Application of start and run capacitor for single phase motor.
Why we applied a capacitor for single phase induction motor?The reason is to improve performance of motor by generate the rotating field.Design for this motor have a two ( 2 ) stator winding,and one of it is the auxiliary and is connected by a suitable capacitor size.
The capacitor increases the starting torque and the full load power as the current flowing through the auxiliary winding, de-phased by the capacitor, creates a rotating field.The voltage across capacitor usually higher than the mains supply.
The choice of the capacitance is usually empirically made on the motor. This is because of shuttle differences between motor manufacturers.As the torque and the power of the motor also depends on the reactive power of the capacitor.
Starting capacitor (electrolytic)
For starting a single phase motor,it required a high capacitance of capacitor for a high starting torque .Start capacitors are designed for momentary use.Generally this type of motor used a centrifugal switch or Potential relay to disconnected this when approximately 3/4 the speed is reached to avoid overloads of the auxiliary winding.
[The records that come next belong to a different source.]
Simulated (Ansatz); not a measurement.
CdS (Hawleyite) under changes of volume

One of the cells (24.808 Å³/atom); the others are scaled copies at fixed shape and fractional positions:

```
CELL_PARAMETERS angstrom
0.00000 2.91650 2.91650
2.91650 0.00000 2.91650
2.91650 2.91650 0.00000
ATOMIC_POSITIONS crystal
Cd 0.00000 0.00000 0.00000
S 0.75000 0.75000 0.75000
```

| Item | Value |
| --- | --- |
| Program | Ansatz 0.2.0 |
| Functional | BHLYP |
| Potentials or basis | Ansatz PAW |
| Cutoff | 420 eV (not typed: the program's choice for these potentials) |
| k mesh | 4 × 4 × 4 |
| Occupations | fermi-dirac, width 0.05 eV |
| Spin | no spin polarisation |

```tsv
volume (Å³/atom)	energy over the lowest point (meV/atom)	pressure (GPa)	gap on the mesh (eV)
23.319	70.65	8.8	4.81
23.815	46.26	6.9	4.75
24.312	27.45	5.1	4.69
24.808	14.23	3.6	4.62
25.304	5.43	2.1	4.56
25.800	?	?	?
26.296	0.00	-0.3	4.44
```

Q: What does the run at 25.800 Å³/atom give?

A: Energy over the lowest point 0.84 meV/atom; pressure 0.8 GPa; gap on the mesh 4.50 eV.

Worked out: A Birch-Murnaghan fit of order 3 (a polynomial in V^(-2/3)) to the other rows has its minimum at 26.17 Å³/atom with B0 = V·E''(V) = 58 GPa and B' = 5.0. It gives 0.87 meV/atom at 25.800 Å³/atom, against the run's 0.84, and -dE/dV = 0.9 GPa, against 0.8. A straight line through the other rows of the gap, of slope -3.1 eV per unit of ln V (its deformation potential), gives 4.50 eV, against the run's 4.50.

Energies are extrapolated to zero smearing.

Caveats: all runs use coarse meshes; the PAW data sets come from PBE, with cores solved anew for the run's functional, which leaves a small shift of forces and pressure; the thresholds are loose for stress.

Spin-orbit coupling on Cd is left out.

The capacitance has to be such as to provide a reactive power about double of the nominal power of the motor with a Vc ( motor working voltage ).Start capacitors normally ratings of 70 micro farad or higher.It also have three voltage classifications: 125V, 250V, and 330V.
Running capacitor (non-electrolytic)
After the initial start of the motor this capacitor is also needed to obtain the full load power of the motor where it then remains in continuous operation with the motor and forming an integral part of this circuit.
The motor working voltage ( Vc ) is about 1,5-2 times the mains supply and decrease with the increase of the load.With capacitive reactive power of about 75% of the nominal power of the motor, the comparison of power is slightly lower than that of a three-phase motor of equal size.
For running capacitor are rated in a range of 3-70 microfarad. It also rated by voltage classification from 370Vac and 440Vac.The sizing of rated is a critical part for running capacitor.If the wrong run capacitor is installed, the motor will not have an even magnetic field.
This will cause the rotor to hesitate at those spots that are uneven. This hesitation will cause the motor to become noisy, increase energy consumption, cause performance to drop, and cause the motor to overheats.
Thanks Joe, for the explanation of the distinction between Start & Run Caps.
You are welcome :D
Hi. I’m trying to repair my washing machine and found that the motor run capacitor was defective. The motor run capacitor is 9 microfarad 450 VAC 50/60 Hz. I was looking around for a replacement and could only find a motor run capacitor of 10 microfarad 450 VAC 50/60 Hz. I was told that this capacitor of 10 microfarad can be used in place of the 9 microfarad. Is this true? Please help. Thanks
Hi Jun..if you cannot find same size for capacitor ( 9 microfarad ),you can used capacitor 10 microfarad.It ok because the different only 1 microfarad..it can effected to life span of motor if different value for microfarad over than 20%…
Thanks for so many interesting articles,
whilst siply trying to fix an old generator I now have a much better underpinning of knowledge…
Is it possible to calculate the size of capacitor required in a generator? mine has blown right though the rating printed on it!
Its a 50hz generator but to confuse the maths it is both capable of 230v and 110v outputs (both at 2200w), what will the effect of putting an incorrect rating cap in be? a different output voltage?
Many Thanks- Andrew Pearce
i have a 125v 50-60hz motor would 3 phase power work with it
180 w motor single phase what the capacitor needed .(in micro farad)
Water from my borewell pump sometimes used to stop abruptly and current jumped from 6A to over 10A. After a few years of this limping operation I noticed that the run capacitor was bulging out and nearly destroyed. I replaced 72µF 440V with 72µF 250/440V (that’s what the print says). Now the pump works but the current drawn during normal operation rose from 6A to 12A and power consumption too has doubled. What went wrong here?
Perhaps the true value of the run capacitor isn’t really 72µF. Have you checked it? The fact that the current increased abruptly now and then may have been because the capacitor was losing value.
Your support is highly appreciated.
There is a Lafert single-phase motor, Type: AM 56Z AA4, INS class: F, IP: 55, 90W, 230V, 1340RPM, 50HZ, 1.1A.
The question is: What is the value of the run capacitor?
The other question is: if the motor is rewinded and run with capacitor 6,3 microfrad, it is overheated. What are the causes of this heat? it reach 80 c and continue to rise if it is not disconnected?
main winding resistance:50.56 ohm
main winding reactance:53.74 ohm
Auxiliary winding resistance:48.52 ohm
Auxiliary winding reactance:46.39 ohm